A tweet from productivity guru David Allen caught my eye
>>Reading W. Gallagher's new book "Rapt"- latest research on attention. Good stuff, esp. Chpt. 7. http://bit.ly/RNIhj>>
Firstly, it's always fascinating to find out what people are actually reading on a day to day basis (as opposed to listing what they would like to read or what they want other people to think they are reading) but secondly, because the business of "attention" and "focus" for want of a better word is increasingly important in world of multiple inputs whether they be online or offline. I know from my own experience that concentrating if bloody hard work, much harder than it used to be and whereas part of me puts it down to age, there's another part of me that knows it's really only a question of practice and habit.
It's the same sort of thing as "summer holiday reading". We all feel entitled to go off and read "easy" literature over the summer, as if the "hard" stuff is really work, whereas the obvious thought is that we should be reading hard stuff that requires out utmost attention when we are less distracted and busy. Matthew Taylor, the chairman of the RSA touched on this when he talked about learning poetry off by heart while he was on his holiday.

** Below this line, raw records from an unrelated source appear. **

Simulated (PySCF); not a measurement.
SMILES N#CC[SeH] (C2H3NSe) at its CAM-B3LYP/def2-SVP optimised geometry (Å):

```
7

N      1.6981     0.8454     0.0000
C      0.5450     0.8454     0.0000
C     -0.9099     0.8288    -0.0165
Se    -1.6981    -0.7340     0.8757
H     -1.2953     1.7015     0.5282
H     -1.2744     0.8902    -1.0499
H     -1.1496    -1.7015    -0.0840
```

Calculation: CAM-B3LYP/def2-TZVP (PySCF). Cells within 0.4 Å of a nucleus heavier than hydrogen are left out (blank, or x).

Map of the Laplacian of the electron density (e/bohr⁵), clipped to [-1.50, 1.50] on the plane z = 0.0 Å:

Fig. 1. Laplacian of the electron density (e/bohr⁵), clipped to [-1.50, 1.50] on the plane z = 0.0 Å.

And I came across a piece in an old Guardian by Andy Beckett headlined "Have We Abandoned Serious Books" - which is worth a read in itself- in which he quotes American scientist Maryanne Wolf who shows that how we read and what we are easily able and therefore willing to read is not set but depends on the kind of texts we are used to interpreting. He quotes her from her book "Proust and the Squid: The Story and Science of the Reading Brain" as saying:
"I do wonder whether typical young readers view the analysis of text and the search for deeper levels of meaning as more and more anachronistic because they are so accustomed to the immediacy ...of on-screen information".
Beckett acknowledges that may be too pessimistic and talks about publishers thinking the "noise and immediacy of the web" making the slow, quiet immersion in a book seem more, not less appealing. Whether that applies to the young, he doesn't say, but even I know that it's one thing to buy worthy books, especially non-fiction ones, and something completely different to read them all the way through.